While other economies have recovered, the inactivity rate in the UK has increased by 0.5 percentage points and continues to grow. The reason is that more Brits than ever are classified as unhealthy.

Data released this week showed that a record 2.6 million people are economically inactive due to long-term illnesses. That’s 476,000 more than at the start of 2020.

Longer-term illnesses added 15.7 billion pounds (US$ 19.6 billion), or 0.6% of GDP, to annual government borrowing due to the loss of tax revenue and increased social security spending, according to the Office for Budget Responsibility.

The main reason for the decrease in the number of workers lies in the social security system.

The previous Labour government and the Conservative-led governments since 2010 have gradually complicated the procedure for receiving incapacity benefits. This move has helped in combating fraud and maintaining the level of economic inactivity. However, due to this decision, people who really needed the benefits suffered.
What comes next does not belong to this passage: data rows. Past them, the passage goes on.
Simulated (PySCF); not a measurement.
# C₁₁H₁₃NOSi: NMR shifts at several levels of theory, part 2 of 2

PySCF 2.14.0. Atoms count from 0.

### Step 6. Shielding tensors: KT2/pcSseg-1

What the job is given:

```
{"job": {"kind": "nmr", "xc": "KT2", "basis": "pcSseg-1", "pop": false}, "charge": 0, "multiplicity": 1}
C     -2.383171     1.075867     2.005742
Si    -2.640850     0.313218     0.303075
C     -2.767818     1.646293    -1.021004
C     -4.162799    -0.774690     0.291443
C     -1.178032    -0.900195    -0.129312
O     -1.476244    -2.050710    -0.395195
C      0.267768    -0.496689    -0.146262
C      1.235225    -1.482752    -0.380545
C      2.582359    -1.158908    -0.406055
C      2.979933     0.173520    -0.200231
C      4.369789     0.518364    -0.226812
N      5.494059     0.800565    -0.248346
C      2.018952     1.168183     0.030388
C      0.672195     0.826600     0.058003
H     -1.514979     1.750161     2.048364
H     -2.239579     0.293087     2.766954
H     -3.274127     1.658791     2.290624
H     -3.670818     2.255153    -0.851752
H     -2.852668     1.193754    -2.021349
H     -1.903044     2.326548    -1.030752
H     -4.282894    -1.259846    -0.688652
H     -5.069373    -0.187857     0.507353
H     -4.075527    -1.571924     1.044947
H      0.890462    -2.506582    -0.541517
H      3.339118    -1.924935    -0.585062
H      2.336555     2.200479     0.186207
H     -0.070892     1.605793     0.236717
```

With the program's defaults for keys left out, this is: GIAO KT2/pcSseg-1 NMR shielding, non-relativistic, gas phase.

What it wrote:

The government made it easier to claim benefits in 2019, after people had deemed fit for work and died soon after. More than 80% of claims filed in the 2019-20 financial year were successful, up from 35% a decade earlier.

The old system failed to encourage those who were temporarily incapacitated and then recovered to return to work. The new law has increased the compensation for declaring permanent incapacity. As a result, people who are unable to return to work receive twice as much as those who will one day return. It encourages people to exaggerate their illnesses so that they never look for a job again.

Policy makers are faced with a daunting task. They must find a way to distinguish between those who are truly ill and encourage those who are able to return to work at least part-time.

This means an increase in benefits for the temporarily disabled and regular health checks of those who receive benefits. Politicians do not want to discuss this issue on the eve of the elections. However, postponing the resolution entails negative consequences.